So how do you make that dialog go away? Try typing this line in the Terminal: "ps ax | grep ridge". It should return a line containing the words TWAINBridge.app. The number on the far left of that line is the process number. If that number were, for example, 18547, then entering the line "kill -9 18547" would terminate the TWAIN application and the error dialog would disappear.


2007-08-20

I tried to finish a programming project this weekend, any project, but was stymied by own scatterbrained mentality. I gave up after a while and followed the muse. I found myself drifting back to an old abandoned project. I have dabbled in learning Spanish for years. I have some Spanish text saved in a series of XML files created in 2004. This text is beyond my current vocabulary, but I can muddle through with frequent use of a bilingual dictionary. I have often wished for a software assistant that could recognize a click on a word or phrase, decipher the text under the mouse cursor, and pop up a dialog box giving a definition (possibly tuned to the specific usage) and cross references. In 2004 I had played with the user interface and was unsatisfied with the XML via XSLT to DHTML results. The state of the art has advanced significantly. I spent a few hours Sunday playing with the Yahoo User Interface (YUI) toolkit and found the whole experience is much friendlier now. The 2007 YUI panel control is more fun to work with than any 2004 CSS trick.

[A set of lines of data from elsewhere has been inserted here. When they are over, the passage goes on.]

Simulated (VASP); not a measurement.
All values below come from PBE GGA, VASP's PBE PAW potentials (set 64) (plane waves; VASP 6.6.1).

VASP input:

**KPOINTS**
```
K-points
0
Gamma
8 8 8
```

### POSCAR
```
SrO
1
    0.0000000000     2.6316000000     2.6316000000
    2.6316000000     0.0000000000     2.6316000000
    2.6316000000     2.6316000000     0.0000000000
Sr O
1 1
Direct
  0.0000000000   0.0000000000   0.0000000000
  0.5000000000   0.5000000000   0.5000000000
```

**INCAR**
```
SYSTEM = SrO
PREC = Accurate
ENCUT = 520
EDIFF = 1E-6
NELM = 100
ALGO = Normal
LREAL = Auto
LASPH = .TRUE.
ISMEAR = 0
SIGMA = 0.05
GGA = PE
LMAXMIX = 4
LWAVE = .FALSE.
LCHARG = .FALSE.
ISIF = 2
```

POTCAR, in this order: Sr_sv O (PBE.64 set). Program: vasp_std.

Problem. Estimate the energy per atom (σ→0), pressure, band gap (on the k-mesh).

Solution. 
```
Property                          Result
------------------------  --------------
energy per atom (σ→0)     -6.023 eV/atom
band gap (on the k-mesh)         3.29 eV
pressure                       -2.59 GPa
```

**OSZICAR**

There are a few flaws which I haven't worked around yet. It would be nice to load the user-visible text by itself first, then load the definitions dynamically when the user clicks on them. The YUI Connection Manager really simplifies using XmlHttpRequest. (One flaw in the Connection Manager is the lack of support for local testing. File retrieval does not return 200 series success codes, so Connection Manager interprets that as failure. I wrote a couple of convenience functions specific to Safari.) The more difficult problem is character sets. For handling Spanish text, I must have accented vowels. Loading raw text or JSON dictionaries via XmlHttpRequest doesn't work because Safari does not decode UTF-8 text in that data. Loading XML or HTML required me to write JavaScript code to walk DOMs of the retrieved fragments and intelligently splice them into the DOM of the original document. What a pain. It is much simpler to predetermine all links and construct definition chunks in the original document.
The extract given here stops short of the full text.